Cluster holds an odd number of shards

Hi

Wondering about the number of shards in our v.8.19.9 cluster been odd like this when all shards ought to have exactly 1 replica:

$ eshealth
{
  "cluster_name" : "pjp-es-epj",
  "status" : "green",
  "timed_out" : false,
  "number_of_nodes" : 15,
  "number_of_data_nodes" : 8,
  "active_primary_shards" : 457,
  "active_shards" : 915,
  "relocating_shards" : 0,
  "initializing_shards" : 0,
  "unassigned_shards" : 0,
  "unassigned_primary_shards" : 0,
  "delayed_unassigned_shards" : 0,
  "number_of_pending_tasks" : 0,
  "number_of_in_flight_fetch" : 0,
  "task_max_waiting_in_queue_millis" : 0,
  "active_shards_percent_as_number" : 100.0
}

Would have expected active shards = 914, as every index seems to have as expected exactly 1 replica only, ie this returns no matches:

$ esapi -g '_cat/indices?h=index,rep' | grep -v ' 1$'
$ esapi -g '_cat/indices?h=index,rep' | grep -c ' 1$'
284

Wondering where that extra shard hides, hints appreciated, TIA.

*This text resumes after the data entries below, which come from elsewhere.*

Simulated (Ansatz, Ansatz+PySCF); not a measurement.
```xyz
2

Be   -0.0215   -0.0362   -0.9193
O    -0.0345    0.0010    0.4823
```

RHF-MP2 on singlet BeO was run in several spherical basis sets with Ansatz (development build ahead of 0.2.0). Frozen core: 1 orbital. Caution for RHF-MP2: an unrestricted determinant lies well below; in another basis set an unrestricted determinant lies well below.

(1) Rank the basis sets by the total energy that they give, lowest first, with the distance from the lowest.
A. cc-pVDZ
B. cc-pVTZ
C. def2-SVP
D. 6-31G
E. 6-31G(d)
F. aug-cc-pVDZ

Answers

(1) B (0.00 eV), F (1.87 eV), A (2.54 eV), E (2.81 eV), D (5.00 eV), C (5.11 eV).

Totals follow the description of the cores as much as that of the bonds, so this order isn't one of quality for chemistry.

Our monitoring cluster seems to show long-living Shards Activity now and then, like the activity never finishes, eg:

Only this shard seems fine ImHO:

Also wondering why hot/warm data nodes' shard counts doesn't seem perfectly balanced:

Have you used the _cat/shards endpoint? Some internal indices may have auto-expand replicas so I would not expect evertying to have exactly 1 replica.

Also, you seem to be using shrink on your lifecycle, so this number may be related to a shrink task running.

Show where? Is this from AutoOps? I've had some false positives with AutoOps.

On 8.6 the heuristic was changed to consider other things like disk space and also write load depending on the license, so I'm not sure if we should expect it to be equal anymore, even though this is what is mentioned on the documentation.

On my cluster I also do not have an equal number of shards, but they are pretty close.

Ah found a default APM index: .apm-source-map with 1 primary on node769 and 2 replicas on node765+node770 :slight_smile:

$ esapi -g '_cat/shards?h=index,shard,prirep,state,node' | sort | awk '/ r /{printf "  -  %s",$0} / p /{printf "\n%s",$0}'

.apm-agent-configuration                                           0 p STARTED node771  -  .apm-agent-configuration                                           0 r STARTED node769
.apm-custom-link                                                   0 p STARTED node769  -  .apm-custom-link                                                   0 r STARTED node771
.apm-source-map                                                    0 p STARTED node769  -  .apm-source-map                                                    0 r STARTED node765  -  .apm-source-map                                                    0 r STARTED node770

Right, are using DC allocation routing, as we've got nodes spread across 3x DCs.

Thanks.